The surprising and beautiful ending more or less justifies the film’s title.
For what I assume is a revealing picture of present day Japan, I heartily recommend this wonderful film. (****)
More about Sequels and Their Appeal
Often, an author will see fit to write a continuation of a successful book; if that sequel meets with approval and success, he or she may go n writing sequel after sequel, ad nauseum (as is the case of that woman who has long ago surpassed the Queen of England as the Richest Woman in the World. Of course, with millions of young people all over the globe demanding more-and ever more of Harry Potter, what’s a gal to do but give them what they want? Lord knows, at the price of just one of those books, I could have purchased several hard backed copies of the Triangle Book Classics I used to read as young student. For half a dollar, I began my collection of these great books, and Daddy built me a bookcase to house them. That was soon outgrown, as were most of my clothes at the time. But that was a gentler and far less expensive time.

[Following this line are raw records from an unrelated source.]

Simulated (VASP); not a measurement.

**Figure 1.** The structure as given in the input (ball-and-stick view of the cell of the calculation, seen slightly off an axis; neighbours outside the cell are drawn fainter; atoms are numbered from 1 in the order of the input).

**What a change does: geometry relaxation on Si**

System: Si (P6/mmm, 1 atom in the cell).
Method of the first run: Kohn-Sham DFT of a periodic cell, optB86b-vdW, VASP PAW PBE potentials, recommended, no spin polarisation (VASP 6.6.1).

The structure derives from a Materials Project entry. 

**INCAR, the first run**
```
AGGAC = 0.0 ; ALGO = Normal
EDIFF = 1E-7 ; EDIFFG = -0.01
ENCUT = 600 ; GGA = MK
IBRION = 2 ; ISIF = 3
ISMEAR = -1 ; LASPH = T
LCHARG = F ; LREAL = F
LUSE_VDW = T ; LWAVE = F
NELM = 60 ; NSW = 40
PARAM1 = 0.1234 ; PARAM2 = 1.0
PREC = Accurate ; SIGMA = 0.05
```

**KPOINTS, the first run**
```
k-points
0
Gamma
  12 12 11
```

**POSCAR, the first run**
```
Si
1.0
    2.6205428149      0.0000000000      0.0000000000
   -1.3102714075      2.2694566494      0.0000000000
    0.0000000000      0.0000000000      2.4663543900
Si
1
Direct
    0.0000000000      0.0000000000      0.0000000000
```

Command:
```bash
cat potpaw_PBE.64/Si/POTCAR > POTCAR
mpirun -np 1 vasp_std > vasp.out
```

One of my favorite books, by a usually under-rated author, was Louisa May Alcott’s Little Women. I had seen the first* filmed version of this classic the same week Josephine showed Gone with the Wind the first time. Because everybody and his brother was eager to see Scarett O'Hara, Josephine asked for the earliest possible date she could book this ”Movie to end all movies”. The film distributor, in New Orleans (all the area’s films came through that city) offered a Tuesday-Wednesday early date (my sister’s policy was to change programs three times a week: Monday-Tuesday, Wednesday-Thursday, a double feature Friday-Saturday, and of course, with the Baptist churches’ dominance in this small hamlet, there were no Sunday shows allowed. That left Josephine with a single day slot to fill. I had been intrigued with a picture in the brand new encyclopedias Daddy had bought for us, of Katherine Hepburn, Frances Dee, Joan Bennet and Jean Parker as Alcott’s four Little Women. The scene has a man, seated in a sled, as the sisters stand chatting with him.
The background is solid white with snow. I was always fascinated with snow. The girls are all in winter coats, with muffs to keep their hands warm scarves and bonnets. They looked so happy, young and beautiful that once I saw that picture, I was hooked. I had to see Little Women! And even though she knew she would not get her money back from the film’s rental (probably only $10 since it was already five years old, in 1939) she was her usual benevolent self and granted my wish. I can still watch and enjoy every single frame of it!
It was the longest book I had ever read, but I stoically plowed forward (I was ten years old). The opening line of the book captivated me: “Christmas won’t be Christmas without any presents!” This certainly was very true, in my greedy little opinion!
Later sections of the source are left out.